7

I have 2 large text files (csv, to be precise). Both have the exact same content except that the rows in one file are in one order and the rows in the other file are in a different order.

When I compress these 2 files (programmatically, using DotNetZip) I notice that always one of the files is considerably bigger -for example, one file is ~7 MB bigger compared to the other.-

My questions are:

How does the order of data in a text file affect compression and what measures can one take in order to guarantee the best compression ratio? - I presume that having similar rows grouped together (at least in the case of ZIP files, which is what I am using) would help compression but I am not familiar with the internals of the different compression algorithms and I'd appreciate a quick explanation on this subject.

Which algorithm handles this sort of scenario better in the sense that would achieve the best average compression regardless of the order of the data?

Icarus
  • 63,293
  • 14
  • 100
  • 115

4 Answers4

14

"How" has already been answered. To answer your "which" question:

The larger the window for matching, the less sensitive the algorithm will be to the order. However all compression algorithms will be sensitive to some degree.

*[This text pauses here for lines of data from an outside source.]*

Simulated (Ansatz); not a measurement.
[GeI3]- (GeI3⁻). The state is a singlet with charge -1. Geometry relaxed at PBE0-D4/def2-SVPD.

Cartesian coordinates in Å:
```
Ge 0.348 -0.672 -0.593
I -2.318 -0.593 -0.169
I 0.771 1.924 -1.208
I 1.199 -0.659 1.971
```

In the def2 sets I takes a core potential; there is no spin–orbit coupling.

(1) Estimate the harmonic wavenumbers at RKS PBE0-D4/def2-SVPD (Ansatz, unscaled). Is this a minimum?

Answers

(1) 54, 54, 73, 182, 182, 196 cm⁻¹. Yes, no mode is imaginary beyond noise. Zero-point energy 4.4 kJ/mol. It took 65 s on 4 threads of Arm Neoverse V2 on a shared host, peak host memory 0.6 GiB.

gzip has a 32K window, bzip2 a 900K window, and xz an 8MB window. xz can go up to a 64MB window. So xz would be the least sensitive to the order. Matches that are further away will take more bits to code, so you will always get better compression with, for example, sorted records, regardless of the window size. Short windows simply preclude distant matches.

Mark Adler
  • 101,978
  • 13
  • 118
  • 158
11

In some sense, it is the measure of the entropy of the file defines how well it will compress. So, yes, the order definitely matters. As a simple example, consider a file filled with values abcdefgh...zabcd...z repeating over and over. It would compress very well with most algorithms because it is very ordered. However, if you completely randomize the order (but leave the same count of each letter), then it has the exact same data (although a different "meaning"). It is the same data in a different order, and it will not compress as well.

In fact, because I was curious, I just tried that. I filled an array with 100,000 characters a-z repeating, wrote that to a file, then shuffled that array "randomly" and wrote it again. The first file compressed down to 394 bytes (less than 1% of the original size). The second file compressed to 63,582 bytes (over 63% of the original size).

Mark Wilkins
  • 40,729
  • 5
  • 57
  • 110
  • Thanks. Are there any algorithms that you know of, more efficient in scenarios where the data is shuffled? – Icarus Feb 14 '13 at 18:44
  • I do not know for sure. The only one I have really played with much is zlib (which I think is similar to the deflate algorithm from old pkzip days ... I think). My guess is that generic algorithms would in generally be affected approximately the same by "shuffled" data. I suspect it would require a highly specific algorithm to recognize certain cases. For example, if you knew up front that your data would be shuffled in a certain way, you could preprocess it prior to zipping/compressing it. Then post-process after unzipping it. – Mark Wilkins Feb 14 '13 at 18:54
  • 1
    In your example, given that the characters a-z appear in equal numbers, but in random order, you need 5 bits instead of 8 to encode which character appears next. (Indeed, you have 26 characters, five bits is enough to encode 32 different values.) So for 100000 characters, you need 100000 * 5 / 8 = 62500 bytes. Your 63582 bytes file is probably just that, plus some metadata and a table to indicate what character is represented by each 5-bit value. For more details, look up "Huffman coding". – Kris Vandermotten May 07 '21 at 14:18
4

A typical compression algorithm works as follows. Look at a chunk of data. If it's identical to some other recently seen chunk, don't output the current chunk literally, output a reference to that earlier chunk instead.

It surely helps when similar chunks are close together. The algorithm will only keep a limited amount of look-back data to keep compression speed reasonable. So even if a chunk of data is identical to some other chunk, if that old chunk is too old, it could already be flushed away.

n. m. could be an AI
  • 112,515
  • 14
  • 128
  • 243
1

Sure it does. If the input pattern is fixed, there is a 100% chance to predict the character at each position. Given that two parties know this about their data stream (which essentially amounts to saying that they know the fixed pattern), virtually nothing needs to be communicated: total compression is possible (to communicate finite-length strings, rather than unlimited streams, you'd still need to encode the length, but that's sort of beside the point). If the other party doesn't know the pattern, all you'd need to do is to encode it. Total compression is possible because you can encode an unlimited stream with a finite amount of data.

At the other extreme, if you have totally random data - so the stream can be anything, and the next character can always be any valid character - no compression is possible. The stream must be transmitted completely intact for the other party to be able to reconstruct the correct stream.

Finite strings are a little trickier. Since finite strings necessarily contain a fixed number of instances of each character, the probabilities must change once you begin reading off initial tokens. One can read some sort of order into any finite string.

Not sure if this answers your question, but it addresses things a bit more theoretically.

Patrick87
  • 27,682
  • 3
  • 38
  • 73